In the ten years since NDC was launched, early adopters have deployed many strategies to encourage travel sellers to move from consuming content through the GDS to NDC. Airline commercial leaders have rewarded travel sellers for aligning with their distribution goals by using sticks (such as removal of access to certain content) and/or carrots (segment fees, lower pricing). As a result of this alignment, they have been able to drive value from travel sellers more effectively.
However, the airlines’ challenge is ensuring travel sellers are incentivized to move sales volume to non-legacy channels and deliver on growth commitments. Let’s look at what concerns airline leaders with distribution and sales goals at the forefront of their objectives:
- Distribution is no longer a separate negotiation with travel sellers: Making distribution goals part of commercial discussions is vital to NDC adoption.
- Aligning distribution and sales goals requires change management: Empowering sales to manage negotiations requires upskilling and alignment across departments.
- Understanding channel profitability is vital: To make strategic decisions around where and when to deploy incentive dollars requires more than just understanding and measuring the cost of sale associated with budget achievement and yield.
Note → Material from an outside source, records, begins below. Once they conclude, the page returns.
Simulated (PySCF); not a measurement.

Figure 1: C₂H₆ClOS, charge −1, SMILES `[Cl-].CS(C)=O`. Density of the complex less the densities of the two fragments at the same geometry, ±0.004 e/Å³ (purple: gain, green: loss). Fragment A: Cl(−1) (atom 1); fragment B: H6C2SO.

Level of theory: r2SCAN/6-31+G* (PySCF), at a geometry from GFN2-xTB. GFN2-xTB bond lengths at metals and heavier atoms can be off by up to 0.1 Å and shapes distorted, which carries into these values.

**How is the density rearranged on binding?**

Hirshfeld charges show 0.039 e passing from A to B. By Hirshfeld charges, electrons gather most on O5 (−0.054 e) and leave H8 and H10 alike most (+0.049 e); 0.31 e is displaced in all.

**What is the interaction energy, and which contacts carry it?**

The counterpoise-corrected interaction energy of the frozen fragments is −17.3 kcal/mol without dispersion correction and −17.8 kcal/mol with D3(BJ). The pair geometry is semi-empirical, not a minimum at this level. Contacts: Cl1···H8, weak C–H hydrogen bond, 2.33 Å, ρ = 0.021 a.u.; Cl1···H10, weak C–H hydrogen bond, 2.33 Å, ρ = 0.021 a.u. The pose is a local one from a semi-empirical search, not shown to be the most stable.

- Access to content will rapidly become the number one incentive: As NDC continues to mature and more airlines use merchandising, the products travel sellers can retail will become their defining proposition. Using this to stimulate growth and ancillary sales will become a central tenet of an airline’s commercial strategy.
A frustration voiced by many airline leaders is that addressing these challenges requires improved supporting technology. New sales planning and incentive management tools, backed by data science, should help airline leaders steer travel sellers toward preferred modes of distribution and propel growth.